Sidra's integration runtimes using OpenJDK¶
This page intends to clarify some concepts about integration runtimes and give a quick guide about which cost-free runtime environment can be used and how to configure it.
Creation of an Integration Runtime¶
Step 1: Create a Virtual Machine¶
The first step is to create a new virtual machine that will work as the integration runtime. Check the requirements that the VM needs here.
You may also use an existing one, just ensure it meets the requirements.
Step 2: Setting up a self hosted integration runtime on ADF¶
1. Create a self-hosted IR¶
Check instructions here.
2. Configure the self-hosted IR¶
Check instructions here. In the self-hosted integration runtime installation on the VM step, install the integration runtime software under the path C:\Program Files\
(not C:\Program Files (x86)\
).
Step 3: Set the VM ready for Sidra¶
1. Install Java Runtime (JRE) and OpenJDK¶
The target physical format for the data ingested with Sidra is .parquet
files, being optimal for Databricks. The IR agent does not have the native ability to (de)serialize to Parquet: for these, Java libraries are needed. And the IR agent installation kit does not include a Java Runtime. Hence, a Java Runtime must be manually installed on the node, after installing the IR agent.

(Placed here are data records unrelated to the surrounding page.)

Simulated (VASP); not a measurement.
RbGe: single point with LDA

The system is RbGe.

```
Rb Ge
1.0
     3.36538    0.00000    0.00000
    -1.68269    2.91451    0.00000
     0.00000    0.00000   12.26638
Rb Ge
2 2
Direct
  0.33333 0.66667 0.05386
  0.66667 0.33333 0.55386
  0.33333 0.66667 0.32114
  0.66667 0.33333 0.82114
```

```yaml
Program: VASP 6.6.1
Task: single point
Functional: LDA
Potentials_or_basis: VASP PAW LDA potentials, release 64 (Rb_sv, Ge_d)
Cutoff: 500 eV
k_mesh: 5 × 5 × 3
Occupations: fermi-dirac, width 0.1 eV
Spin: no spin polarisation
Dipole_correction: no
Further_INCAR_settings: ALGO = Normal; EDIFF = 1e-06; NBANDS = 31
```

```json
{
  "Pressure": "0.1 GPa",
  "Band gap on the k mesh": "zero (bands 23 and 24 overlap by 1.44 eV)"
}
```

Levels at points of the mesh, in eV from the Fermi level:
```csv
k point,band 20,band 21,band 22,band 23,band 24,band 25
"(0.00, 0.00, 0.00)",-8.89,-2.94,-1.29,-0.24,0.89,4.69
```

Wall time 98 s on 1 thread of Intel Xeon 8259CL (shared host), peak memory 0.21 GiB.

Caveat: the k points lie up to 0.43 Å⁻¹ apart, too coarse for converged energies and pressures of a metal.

This can be easily done using the Java installer, which sets everything necessary: - Installs the x64-bits version (the installer should do it automatically if the VM has an x64-bits image) - Installs it under the path C:\Program Files\
(not C:\Program Files (x86)\
)
Recently, Oracle changed the licensing terms for the Java Runtime Environment (JRE) and for production environments, fees may apply. To avoid these extra costs, we are going to switch the JRE with OpenJDK (an open-source version of the JRE). You need to install both JRE and OpenJDK (starting with JRE). We will use OpenJDK, but we install JRE because it will create some entries in Windows Registry that we need.
After installing JRE, to install OpenJDK, use the .MSI installer
that Microsoft, with its commitment to protect its customers from licensing claims, places here. During the installation process, mark the option to set the JAVA_HOME
variable.
2. PATH and Registry keys¶
Unfortunately, the OpenJDK versions don't set the Registry keys due its commitment to respecting licenses and disbursement, that the Integration Runtime agent needs for calling the JRE when processing for Parquet files.
You can check here, for more information.
1. Configure registry keys¶
The next step is to change the registry entries of the JRE to use OpenJDK.
On installing the Oracle's Java 8, the installer is adding Registry keys under: HKEY_LOCAL_MACHINE\SOFTWARE\JavaSoft
or HKEY_LOCAL_MACHINE\SOFTWARE\WOW6432Node\JavaSoft
(depending on OS version).
Export that key and you will end up with a text file bearing the .REG
extension. To export the file just right click on the folder -> Export
.
Now, you may uninstall JRE if you want.
Open the exported file with a text editor and modify the values of the current JRE location path with the OpenJDK location path. The default location for the Microsoft's build of OpenJDK, on Windows, is: C:\Program Files\Microsoft\jdk-21.0.2.13-hotspot\
(the name will change depending on the installed version). Check the folder to see whether it has been correctly installed. - If after the installation, the folder bin\server
does not exists, the folder bin\client
has the same dll and works the same.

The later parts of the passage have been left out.